I have tried 6 of the 8 DAC cables that I had custom ordered from FS (custom as in Ubiquiti at one end and Intel at the other) . they ALL are counting errors every last friggin one of them. I could see 1 bad cable but 6 ? I can only assume the other 2 are also bad. I even though ok they say they are custom ends for each vendor maybe they were miss labeled, so i tried turning one around… nope… still just as bad…

Now I’m worried about the other ubiquiti to supermicro ones I got for my pfsense boxes that I haven’t even touched yet…

I have heard really good things about FS for cables but so far I’m not impressed.

I just can’t believe all of them are bad… like how…

Hmmm… I guess I better take a close look at my 10Gtek DAC cables, I’m working on getting my XCP-NG system at work set up on 10 gig with DAC and a Miktrotik CRS 309-1-8s switch. I really want this on DAC cables, but I did buy what I need to get most of the servers on optical if needed. I’ve been buying these for my home lab Genuine Cisco SFP-10G-SR V03 10GBASE-SR SFP+ Transceiver Module 10-2415-03 | eBay and they seem to work OK, I’ve been buying the round style jumpers on Amazon for under $10 each so it’s not a very expensive way to get 10g working, just more power draw.

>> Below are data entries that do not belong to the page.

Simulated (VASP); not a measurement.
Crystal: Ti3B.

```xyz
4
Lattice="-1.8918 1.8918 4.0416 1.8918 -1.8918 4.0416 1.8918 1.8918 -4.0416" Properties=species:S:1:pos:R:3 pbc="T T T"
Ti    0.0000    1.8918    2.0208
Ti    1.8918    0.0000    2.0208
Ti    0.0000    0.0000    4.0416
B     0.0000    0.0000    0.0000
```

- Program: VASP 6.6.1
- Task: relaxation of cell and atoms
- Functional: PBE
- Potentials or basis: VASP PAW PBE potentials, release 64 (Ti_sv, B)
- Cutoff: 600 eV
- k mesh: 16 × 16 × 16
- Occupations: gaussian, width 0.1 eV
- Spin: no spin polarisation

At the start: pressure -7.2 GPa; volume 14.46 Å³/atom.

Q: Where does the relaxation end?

I doubt it’s “bad” cables but rather the devices not configuring the interface parameters to support that DAC cable. Optical modules and passive DaCS require very different amplitude and emphasis settings. Suspect the interface isn’t autonegotiating this so you have Poor default settings. I’m not sure if ubiquity or the NIC allow you to tune the pre post and main taps on that 10g interface.

OK, my problems came back today… It seems like if I connect another network by way of the 1gb copper connections on the back of the server, it causes problems on my 10gb card. Not sure if it is only the web GUI, or with the shares. I’ve also had this server up and down several times today so it could just be a temporary thing that I won’t find until tomorrow. The 10gb network is a 172.xx.xx.xx and the copper a 192.168.xx.xx and two physically separate switches (for now), the only common connection is my PFSense router letting me talk to the 172 network.

Also a correction, I’m using X520-SR1 cards, not the DA1 I mentioned above. Going to let this sit for a bit before I configure the XCP-NG SR in case I need to use a different server.

Can you statically set the negotiation to 10G on your switchport?

So I’m finally getting around to updating this story.

The issue turned out to be the length of the cables. OR so FS determined. We did many tests, and I actually tried one of the cables that I ordered to go form the supermicro box and the ubiquiti switch and it was stable.

so in the end FS said the 7m cables were loosing something they suspect due to the length… so They very nicely offered to switch them out for 7m AOC cables. When we did that everything has been stable since.

While it took a while FS did come to bat for the issue and were helpful so I can’t say much bad about them.

So looks like one issue down on to the next one :slight_smile: